Business Briefs: Apple CEO mum on dividend hike

Business Briefs: Apple CEO mum on dividend hike

February 14th, 2018 by Staff and Wire Reports in Business Around the Region

FILE - In this March 9, 2015 file photo, Apple CEO Tim Cook talks about the iPhone 6 and iPhone 6 Plus during an Apple event in San Francisco.

Photo by Associated Press /Times Free Press.

Apple CEO mum on dividend hike

Apple's next big thing will likely be a large dividend increase financed by a tax cut on its overseas profits, but the famously secretive company isn't giving any clues about how big it might be.

CEO Tim Cook had an opportunity to address the issue Tuesday at Apple's annual meeting, when a shareholder asked if the iPhone maker might double its current quarterly dividend of 63 cents per share.

Not surprisingly, Cook dodged the question, rising from his seat because he said it suddenly felt "a little hot." He all but guaranteed Apple's board will raise the dividend in April, as it has done each year since the company reinstated the shareholder payments in 2012. But didn't giving any other specifics.

Apple's annual dividend increases have ranged from 8 to 15 percent since the payment was reinstated at a split-adjusted 38 cents per share nearly six years ago.

 

VW brand sales rise in January

The Volkswagen brand set a global sales record for January with high demand in China and stronger deliveries in the United States.

The German automaker with an assembly plant in Chattanooga posted world sales of 533,500 vehicles, up 7.1 percent over the same month a year ago.

In China, VW's largest single market, the Volkswagen brand delivered 296,900 vehicles, up 9.7 percent.

In the U.S., Volkswagen increased deliveries by 5.2 percent to 24,700 vehicles. Since the brand added family-friendly SUVs to its lineup, such as the Chattanooga-made Atlas, sport utility vehicles' share of total sales has risen to 52 percent, according to the company.

In South America, 37,700 vehicles were handed over to customers, up 16.1 percent, according to VW.

 

Google global event touts local AMP use

The Johnson Group's use of Google's Accelerated Mobile Page (AMP) on a job recruiting website for U.S. Xpress was so successful that Google wants the Chattanooga advertising firm to speak today in Amsterdam.

Chris Luke, the chief technology officer at the Johnson Group, will be one of the keynote speakers during the 2018 AMP Conference sponsored by Google.

AMP technology is typically used by publishers and e-commerce websites to increase web load speeds. The Johnson Group's team was able to use AMP for advertising by creating a unique analytics setup that ensures users are being tracked effectively. As a result, the agency was able to significantly improve the load speeds of the landing page.

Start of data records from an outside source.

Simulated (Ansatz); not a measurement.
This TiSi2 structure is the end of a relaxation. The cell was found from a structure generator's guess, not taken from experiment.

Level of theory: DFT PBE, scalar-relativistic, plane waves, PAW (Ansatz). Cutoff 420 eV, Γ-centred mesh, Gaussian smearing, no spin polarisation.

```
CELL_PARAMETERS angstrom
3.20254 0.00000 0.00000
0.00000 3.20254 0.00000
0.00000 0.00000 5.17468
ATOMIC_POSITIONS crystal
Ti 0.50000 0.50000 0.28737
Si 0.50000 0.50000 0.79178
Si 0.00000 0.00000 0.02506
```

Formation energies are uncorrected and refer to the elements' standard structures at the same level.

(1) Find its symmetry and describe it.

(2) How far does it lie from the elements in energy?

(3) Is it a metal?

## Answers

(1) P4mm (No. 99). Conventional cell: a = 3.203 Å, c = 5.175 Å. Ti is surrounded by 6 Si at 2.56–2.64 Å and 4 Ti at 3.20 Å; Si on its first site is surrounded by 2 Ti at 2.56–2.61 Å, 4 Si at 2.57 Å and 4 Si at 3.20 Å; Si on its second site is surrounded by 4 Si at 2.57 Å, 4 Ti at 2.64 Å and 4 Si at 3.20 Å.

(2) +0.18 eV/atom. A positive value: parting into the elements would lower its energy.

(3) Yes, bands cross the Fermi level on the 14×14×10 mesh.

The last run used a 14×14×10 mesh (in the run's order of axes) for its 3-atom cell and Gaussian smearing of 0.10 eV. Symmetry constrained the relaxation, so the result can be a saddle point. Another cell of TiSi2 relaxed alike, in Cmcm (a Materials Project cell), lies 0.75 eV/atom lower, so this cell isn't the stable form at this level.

"In today's increasingly mobile-first world, brands often struggle with their conversion rates as more and more consumers demand a faster, consistently rich mobile experience," Luke said in a statement. "Google's AMP technology is an absolute game changer for the advertising industry as it provides a design platform that significantly improves page load speed while providing a more dynamic mobile experience — two things that are critical for retaining mobile users on your website and converting them into customers."

 

Barnes & Noble stores alter staffing rules

Barnes & Noble, which announced a round of layoffs this week, is pointing to new staffing rules that will allow stores to increase or decrease the number of people on the clock depending on need.

The nation's largest book chain said Tuesday in a filing with the Securities and Exchange Commission that the change will lead to annual cost savings of $40 million.

The company insists the staff cuts will not affect customer service.

Barnes & Noble said Monday it was trimming its work force after a weak holiday shopping season. It did not say how many people were being let go.

The New York bookseller, which has struggled to compete with Amazon, said last month sales at established locations slid 6.4 percent during the holidays.